Chapter 16, Problem 152E

A chemist combines $60.0\text{mL}$ of $0.322\text{M}$ potassium iodide with $20.0\text{mL}$ of $0.530\text{M}$ lead $\left(\text{II}\right)$ nitrate. (a) How many grams of lead $\left(\text{II}\right)$ iodide will precipitate? (b) What is the final molarity of the potassium ion? (c) What is the final molarity of the lead $\left(\text{II}\right)$ or iodide ion, whichever one is in excess?

Interpretation Introduction

(a)

Interpretation:

The mass of lead $\left(\text{II}\right)$ iodide that would precipitate in the reaction of $60.0\text{mL}$ of $0.322\text{M}$ potassium iodide with $20.0\text{mL}$ of $0.530\text{M}$ lead $\left(\text{II}\right)$ nitrate is to be calculated.

Concept introduction:

The molarity of a solution is defined as the number of mole of solute dissolved in one liter of the solution. The formula for molarity is given by the expression as shown below.

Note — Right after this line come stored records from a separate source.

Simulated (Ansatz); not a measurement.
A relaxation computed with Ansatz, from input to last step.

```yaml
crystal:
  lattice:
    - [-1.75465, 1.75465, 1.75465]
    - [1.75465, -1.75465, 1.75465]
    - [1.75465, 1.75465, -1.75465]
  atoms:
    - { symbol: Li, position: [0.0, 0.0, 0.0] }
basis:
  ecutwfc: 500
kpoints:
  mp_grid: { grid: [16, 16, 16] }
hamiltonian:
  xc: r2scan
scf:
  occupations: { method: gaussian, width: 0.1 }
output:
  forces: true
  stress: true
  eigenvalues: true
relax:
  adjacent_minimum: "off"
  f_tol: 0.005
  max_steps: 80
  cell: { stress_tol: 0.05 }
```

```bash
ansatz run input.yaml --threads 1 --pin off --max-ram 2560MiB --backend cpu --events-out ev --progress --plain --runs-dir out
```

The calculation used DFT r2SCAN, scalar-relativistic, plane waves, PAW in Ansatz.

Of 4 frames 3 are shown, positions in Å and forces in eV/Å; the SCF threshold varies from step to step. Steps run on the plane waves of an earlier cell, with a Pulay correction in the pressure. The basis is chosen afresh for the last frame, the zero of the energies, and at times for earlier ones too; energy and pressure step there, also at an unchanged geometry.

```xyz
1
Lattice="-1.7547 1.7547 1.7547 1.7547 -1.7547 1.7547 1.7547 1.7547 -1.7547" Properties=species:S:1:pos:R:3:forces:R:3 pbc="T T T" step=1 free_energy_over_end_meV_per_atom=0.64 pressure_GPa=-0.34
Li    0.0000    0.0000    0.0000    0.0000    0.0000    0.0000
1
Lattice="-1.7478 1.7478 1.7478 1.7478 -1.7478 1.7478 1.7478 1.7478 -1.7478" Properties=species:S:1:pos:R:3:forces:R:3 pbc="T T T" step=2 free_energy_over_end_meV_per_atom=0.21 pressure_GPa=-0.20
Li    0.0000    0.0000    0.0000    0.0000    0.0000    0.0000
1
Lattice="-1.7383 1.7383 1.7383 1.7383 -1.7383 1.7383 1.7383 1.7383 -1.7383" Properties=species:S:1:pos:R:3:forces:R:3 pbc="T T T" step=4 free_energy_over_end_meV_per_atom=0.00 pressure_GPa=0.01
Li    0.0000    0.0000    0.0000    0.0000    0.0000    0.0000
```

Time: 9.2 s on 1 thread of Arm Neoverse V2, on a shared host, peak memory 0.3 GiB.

$\text{M}=\frac{\text{n}}{\text{V}}$

The relation between number of moles and mass of a substance is given by the expression as shown below.

$\text{n}=\frac{\text{m}}{\text{Molar}\text{mass}}$

Answer to Problem 152E

The mass of lead $\left(\text{II}\right)$ iodide that would precipitate in the reaction of $60.0\text{mL}$ of $0.322\text{M}$ potassium iodide with $20.0\text{mL}$ of $0.530\text{M}$ lead $\left(\text{II}\right)$ nitrate is $4.45\text{g}$.

Explanation of Solution

The molarity of lead $\left(\text{II}\right)$ nitrate solution is $0.530\text{M}$.

The volume of lead $\left(\text{II}\right)$ nitrate solution is $20.0\text{mL}$.

The conversion of volume in $\text{L}$ is shown below.

$\begin{array}{rll}\text{V}& =& \left(20.0\text{mL}\right)\left(\frac{1\text{L}}{1000\text{mL}}\right)\\ & =& 20.0\times {10}^{-3}\text{L}\end{array}$

The molarity of potassium iodide solution is $0.322\text{M}$.

The volume of potassium iodide solution is $60.0\text{mL}$.

The conversion of volume in $\text{L}$ is shown below.

$\begin{array}{rll}\text{V}& =& \left(60.0\text{mL}\right)\left(\frac{1\text{L}}{1000\text{mL}}\right)\\ & =& 60.0\times {10}^{-3}\text{L}\end{array}$

The molar mass of lead $\left(\text{II}\right)$ iodide is $461.0\text{g}/\text{mol}$.

The molarity of a solution is given by the expression as shown below.

$\text{M}=\frac{\text{n}}{\text{V}}$

Where,

• $\text{n}$ is the number of moles of the solute.

• $\text{V}$ is the volume of the solution.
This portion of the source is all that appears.